Flir Lepton Thermal Camera Using Arduino

I am interested in using the SparkFun Flir Dev Kit to make a simple thermal camera. I want to wire it up to a small arduino-compatible screen, and use an SD card to capture the images, and maybe some video.

The question I have is one of performance. I want to use an Arduino nano, and then transfer the project to a standalone Atmega chip, but I also have access to a Due if I need more power.

The Flir Imager used is 80x60 pixels, that's 4800 pixels, is the nano, or due, capable of processing that many pixels at, say, 24 FPS? If I wanted to capture video?

Additionally, is it capable of writing a short video clip to an SD card, again at the same resolution and framerate?

What if I used linear interpolation to increase the resolution from 80x60 to 160x120, or higher, is this possible?

Thanks!

do the math

4800 pixels * 24/sec * 3(?) bytes/pixel =~ 350000 bytes/sec that need to be moved per second.

I do not know the protocols used but if it can be done it will be on the edge of what is possible.

Hello,

Yeah, I'm doing some numbers, but I'm more used to desktop programming so I'm not sure if I have them right (It's been a long time since I had to really think about low-level data types and memory usage!).
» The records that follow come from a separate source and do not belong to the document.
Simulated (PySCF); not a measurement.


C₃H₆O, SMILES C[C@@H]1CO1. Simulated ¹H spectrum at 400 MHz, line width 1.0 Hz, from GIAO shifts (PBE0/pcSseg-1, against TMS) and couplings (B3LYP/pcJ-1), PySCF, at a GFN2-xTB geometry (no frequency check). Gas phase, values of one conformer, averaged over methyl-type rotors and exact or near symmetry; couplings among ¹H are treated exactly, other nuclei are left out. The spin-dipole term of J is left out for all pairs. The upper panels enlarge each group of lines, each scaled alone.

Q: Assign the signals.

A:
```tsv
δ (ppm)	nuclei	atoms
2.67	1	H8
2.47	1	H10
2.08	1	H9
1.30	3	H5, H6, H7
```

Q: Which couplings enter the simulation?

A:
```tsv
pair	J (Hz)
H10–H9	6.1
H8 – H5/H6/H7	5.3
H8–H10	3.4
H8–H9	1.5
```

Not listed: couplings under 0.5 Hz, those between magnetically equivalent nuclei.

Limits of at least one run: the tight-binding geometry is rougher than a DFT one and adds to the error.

However, since I'm storing temperature values, I should be able to use a byte, shouldn't I? Bytes allow for storage of numbers between 0-255, the flir sensor will probably operate between, say, -20 and 100 degrees C, so I could add to to it to get it into right range, and subtract it later when I am saving the image. Bytes use up one byte, so thats:

4800 * 20 (decent quality video) = 96,000 bytes per second, or 96k. If I'm not mistaken, this chip gives an extra 256 k:

Would that work?

What about processor speed, would that be an issue?

Actually, something else that I just thought of. Couldn't I just store the 80x60 values, then render them, then erase them immediately? Why would I need to store 4800*20? I wouldn't be storing the video file in ram, that would be being added to the SD card and stored in some format. I'd only need to hold the actual 4800 data points in ram, which would be 4.8k's, no?